The new consumer: VC-backed pioneers and the ‘3 Rs’ that will replace consumption.
At Octopus, our aim is to back the pioneers who dare to reimagine the future. If there’s one thing we can safely predict about ‘the future’, it’s that it won’t be Business As Usual. Up until now, political leaders have been the agents of change. But today, entrepreneurs are creating the paradigm shifts needed for society to get a grip on the world’s biggest challenges.
Pioneers of change
We invested in OLIO in 2018. OLIO, in its own words, “connects neighbours to share food, and other things, rather than chuck them away”. As challenges go, you can’t get much more pivotal than food-waste. The stats are familiar, but let’s take just one: a third of the food produced in the world for human consumption every year — approximately 1.3 billion tonnes — gets lost or wasted (FAO).
Now let’s look at a quote from OLIO co-founder Tessa Clarke, listening out for that entrepreneurial vision that could bring about paradigm change:
“…in OLIO, we have fully internalised what most other people haven’t: that we live in a resource-constrained world, and that if you own the ‘rails of redistribution’ in a resource-constrained world it will be phenomenally valuable.” Tessa Clarke, co-founder, OLIO.

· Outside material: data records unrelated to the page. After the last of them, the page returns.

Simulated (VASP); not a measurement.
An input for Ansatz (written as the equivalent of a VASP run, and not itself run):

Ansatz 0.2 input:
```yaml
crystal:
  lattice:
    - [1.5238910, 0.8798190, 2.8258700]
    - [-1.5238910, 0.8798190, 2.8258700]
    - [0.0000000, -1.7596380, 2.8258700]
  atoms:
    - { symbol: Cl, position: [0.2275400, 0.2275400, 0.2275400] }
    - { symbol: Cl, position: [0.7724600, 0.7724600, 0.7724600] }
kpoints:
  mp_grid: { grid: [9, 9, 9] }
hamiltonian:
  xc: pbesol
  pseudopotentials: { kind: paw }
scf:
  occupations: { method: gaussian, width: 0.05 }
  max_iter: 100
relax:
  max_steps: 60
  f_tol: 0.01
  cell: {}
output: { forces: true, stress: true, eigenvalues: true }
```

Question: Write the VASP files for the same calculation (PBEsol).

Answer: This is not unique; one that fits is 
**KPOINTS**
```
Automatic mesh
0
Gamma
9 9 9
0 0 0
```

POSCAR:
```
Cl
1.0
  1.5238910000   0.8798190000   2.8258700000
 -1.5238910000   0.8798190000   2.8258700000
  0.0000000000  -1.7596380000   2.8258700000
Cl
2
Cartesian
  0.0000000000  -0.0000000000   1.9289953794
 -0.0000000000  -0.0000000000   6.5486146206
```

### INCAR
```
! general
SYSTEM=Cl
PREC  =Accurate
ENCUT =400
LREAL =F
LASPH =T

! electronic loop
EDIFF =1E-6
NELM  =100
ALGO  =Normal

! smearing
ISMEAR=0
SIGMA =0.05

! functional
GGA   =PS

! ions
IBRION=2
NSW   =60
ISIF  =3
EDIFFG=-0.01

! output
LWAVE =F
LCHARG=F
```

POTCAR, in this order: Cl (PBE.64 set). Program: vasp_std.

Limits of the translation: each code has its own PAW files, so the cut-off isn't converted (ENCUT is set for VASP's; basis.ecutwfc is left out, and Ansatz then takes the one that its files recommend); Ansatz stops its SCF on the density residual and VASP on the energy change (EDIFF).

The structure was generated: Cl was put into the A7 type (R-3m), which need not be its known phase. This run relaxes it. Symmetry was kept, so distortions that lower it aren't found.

The rails of re-distribution
To add a bit of background to Tessa’s quote, re-distribution, along with re-use and recycling, constitute the 3 Rs of the paradigm shift that could replace traditional consumerism. To consume is to destroy, in a sense, and when resources are finite, the model breaks down in a just a few generations. OLIO’s ambition to own the rails of re-distribution is a concept that bends the laws of standard supply and demand economics. These rails will break through the walls, and garden fences, society has built to protect its private, personal consumption habits. It’s not an ownership revolution that’s needed (we tried that last century) but it is a relational one.
OLIO’s proposition isn’t a panacea, it’s a challenge. Why? Because it demands behaviour change. When it comes to our fellow human beings’ ‘stuff’, we’ve got used to accepting their used beds, clothes and electrical goods. Ebay, Craigslist, Shpock, Letgo, Wallapop and our portfolio company, depop are testament to that. But when it comes to food, that seems to be an intimacy too far.
Pain point
The turning point will come when the pain of binning food outweighs the effort of re-connecting with community. It seems that where communities remain close-knit, OLIO can thrive. On the channel island of Jersey, for example, OLIO has an incredible 10% penetration. This is likely due to the fact that the island community is more connected and open than in anonymised, fragmented mainland cities and towns, so OLIO is pushing at an open door in Jersey. OLIO communities are also growing in places like San Francisco, Singapore, Mexico and Sweden and New Zealand. Cultural differences play a part as do circumstantial ones: in New Zealand, for instance, it was following a recent earthquake that communities reached for OLIO to help them help each other.
In five years time, perhaps, we’ll start to think it’s not just normal, but preferable, to give your spare food away. As a viable, frictionless alternative is presented, the increasing pain of binning food will motivate behaviour change.
Behaviour change
Governments have historically affected behaviour change, through coercion and reward. Taxes, laws, fiscal levers, grants, scare tactics (the ‘don’t die of ignorance’ AIDS campaign of the late ‘80s for example) have been their tools. But things have changed. As New York Times columnist David Brooks puts it, people “seem to think that government has the power to protect them from the consequences of their sins. Then they get angry and cynical when it turns out that it can’t.”
Where governments fail, entrepreneurs see opportunity, and behaviour change is exactly what all the best VC-backed companies do. Not long ago we found it abnormal to share a stranger’s car or to overnight in a stranger’s house. Entrepreneurs changed that. In the not-too-distant future, we will look back at the act of throwing away excess food in utter disbelief.
One step at a time
The 3Rs will work alongside, not usurp, consumption. New things will still be made of course (our portfolio company, Unmade, is showing how that can be done more efficiently), but the ‘rails of redistribution’ will become a significant new basis for entrepreneurial success.
From a VC point of view, here at the riskiest end of the asset class, we are looking for the biggest opportunities: the things that are going to drive a fundamental behavioural change in society. Pioneers with ambitions like ‘owning the rails of re-distribution’ are the world-changers we want to back.